Strait of Hormuz Update: US Blockade Holds as Renewed Fighting Sends Oil Prices Surging Sharply This Week
Renewed US-Iran Conflict Disrupts Global Oil Markets and Maritime Traffic

A short-lived ceasefire between the United States and Iran collapsed in mid-July, plunging the Strait of Hormuz back into crisis and sending global oil prices sharply higher as Washington reinstated a naval blockade of Iranian ports and both sides resumed military strikes across the Gulf region.
The renewed escalation began over the weekend of July 12-13, when U.S. forces carried out strikes on more than 80 targets inside Iran, according to reporting on the collapse of the June 17 ceasefire. Iran's Islamic Revolutionary Guard Corps responded by moving to reassert control over the Strait of Hormuz, one of the world's most critical maritime chokepoints, through which roughly one-fifth of global oil supplies and about 20% of the world's liquefied natural gas typically pass.

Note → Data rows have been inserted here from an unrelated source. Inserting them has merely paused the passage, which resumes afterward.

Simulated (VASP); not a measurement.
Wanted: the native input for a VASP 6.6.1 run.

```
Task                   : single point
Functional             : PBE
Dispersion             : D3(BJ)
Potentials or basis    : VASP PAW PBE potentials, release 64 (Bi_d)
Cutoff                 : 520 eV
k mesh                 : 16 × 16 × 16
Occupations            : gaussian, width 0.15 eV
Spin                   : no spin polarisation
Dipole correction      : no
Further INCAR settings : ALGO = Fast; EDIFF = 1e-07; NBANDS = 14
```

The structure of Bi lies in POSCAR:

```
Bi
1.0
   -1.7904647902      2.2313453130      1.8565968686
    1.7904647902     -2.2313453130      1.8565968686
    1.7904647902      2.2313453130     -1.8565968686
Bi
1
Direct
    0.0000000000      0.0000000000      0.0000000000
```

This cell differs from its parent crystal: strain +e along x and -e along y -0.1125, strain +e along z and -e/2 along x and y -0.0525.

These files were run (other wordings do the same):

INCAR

President Trump announced on Truth Social on July 13 that the United States would reimpose its naval blockade against Iran and initially said the U.S. would charge every vessel using the strait a 20% toll on its cargo, a proposal that drew immediate pushback. The International Maritime Organization rejected the fee idea within hours of Trump's announcement, with IMO Secretary-General Arsenio Dominguez saying the organization has "always been consistent" in opposing charges for passage through international straits. The U.S. Treasury Department separately warned that anyone paying Iran for safe passage through Hormuz would risk violating U.S. sanctions, describing such payments as "maritime extortion." Trump ultimately abandoned the cargo fee demand on July 15, even as the broader blockade and military campaign continued.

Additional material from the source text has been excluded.